A man sits in a pile of rotten tomato pulp at the end of the 2009 La Tomatina festival tomato fight in Buñol, Spain.

Jasper Juinen/Getty Images

Uproxx reported Wednesday that a possibly tongue-in-cheek petition on Change.org to shut down critic aggregation site Rotten Tomatoes was attracting sincere support from fans of Suicide Squad, who were unhappy about the film’s overwhelmingly negative reviews. To be precise, the petition, which now has more than 17,000 signatures, said:

We need this site to be shut down because It’s Critics always give The DC Extended Universe movies unjust Bad Reviews, Like

1- Batman v Superman: Dawn of Justice 2016

2- Suicide Squad 2016

and that Affects people’s opinion even if it’s a really great movies

There’s a lot wrong with this petition, from the idea that Rotten Tomatoes somehow controls the opinion of the critics who didn’t like the DC movies to the idea that a bad review should spoil the fun of an individual viewer who likes these films. But I’m shocked to report that I’ve found common ground with of people who believe that critics care in the slightest about DC vs. Marvel. I, too, think Rotten Tomatoes is a terrible thing for films—and not just Suicide Squad. Not because it “Affects people’s opinion even if it’s a really great movies,” or even because of problems with the model (a three out of five star rating is marked “fresh,” instead of “mediocre”), but because it uses a model at all. Rotten Tomatoes encourages a math-driven approach to something that is inherently personal and subjective. If your opinion about a work of art can be expressed as a number, it’s not a very interesting opinion.

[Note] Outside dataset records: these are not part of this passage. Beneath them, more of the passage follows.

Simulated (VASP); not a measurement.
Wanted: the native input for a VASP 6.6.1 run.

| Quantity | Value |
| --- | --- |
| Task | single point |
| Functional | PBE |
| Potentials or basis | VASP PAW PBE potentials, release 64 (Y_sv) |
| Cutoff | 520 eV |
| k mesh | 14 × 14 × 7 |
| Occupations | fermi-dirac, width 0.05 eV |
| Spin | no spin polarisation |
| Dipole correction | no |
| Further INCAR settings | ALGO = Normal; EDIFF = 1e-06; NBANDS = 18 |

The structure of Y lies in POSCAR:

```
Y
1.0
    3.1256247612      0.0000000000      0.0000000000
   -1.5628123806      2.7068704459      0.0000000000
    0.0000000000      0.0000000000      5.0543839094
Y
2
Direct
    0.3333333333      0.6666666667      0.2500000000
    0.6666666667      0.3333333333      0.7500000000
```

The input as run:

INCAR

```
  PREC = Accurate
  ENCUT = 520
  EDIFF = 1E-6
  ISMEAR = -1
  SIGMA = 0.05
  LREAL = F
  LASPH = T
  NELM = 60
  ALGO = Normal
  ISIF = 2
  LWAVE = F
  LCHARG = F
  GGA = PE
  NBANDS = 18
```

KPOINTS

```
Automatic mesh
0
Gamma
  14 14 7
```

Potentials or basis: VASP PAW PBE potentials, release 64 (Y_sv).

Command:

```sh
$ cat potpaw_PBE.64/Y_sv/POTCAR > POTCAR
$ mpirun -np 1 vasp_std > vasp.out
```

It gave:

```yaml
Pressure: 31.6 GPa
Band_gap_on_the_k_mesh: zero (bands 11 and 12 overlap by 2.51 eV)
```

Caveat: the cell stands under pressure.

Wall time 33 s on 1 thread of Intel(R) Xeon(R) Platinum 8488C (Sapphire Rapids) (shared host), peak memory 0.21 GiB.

This is not to say that math has no place in writing about art; in fact, critics would greatly benefit from using it more. There’s no music without rhythm and harmony, no poetry without meter, no prose without structure. In film, editing, shot composition, and story structure are all well-suited to quantitative criticism, to seeking to answer the question of how a film works or doesn’t work. By the same token, we could probably spend more time talking about the qualitative aspects of math: Cantor’s diagonalisation proof is a beautiful castle built on air; the Pythagorean theorem’s various proofs by rearrangement are so grounded they don’t need language at all. Our personal aesthetic and qualitative responses to great works of mathematics, like quantitative formal analysis of great works of art, can help us understand them better. But there’s little value in assigning a number to how much we liked them. The interesting questions are “Why?” and “How?,” not “How much?”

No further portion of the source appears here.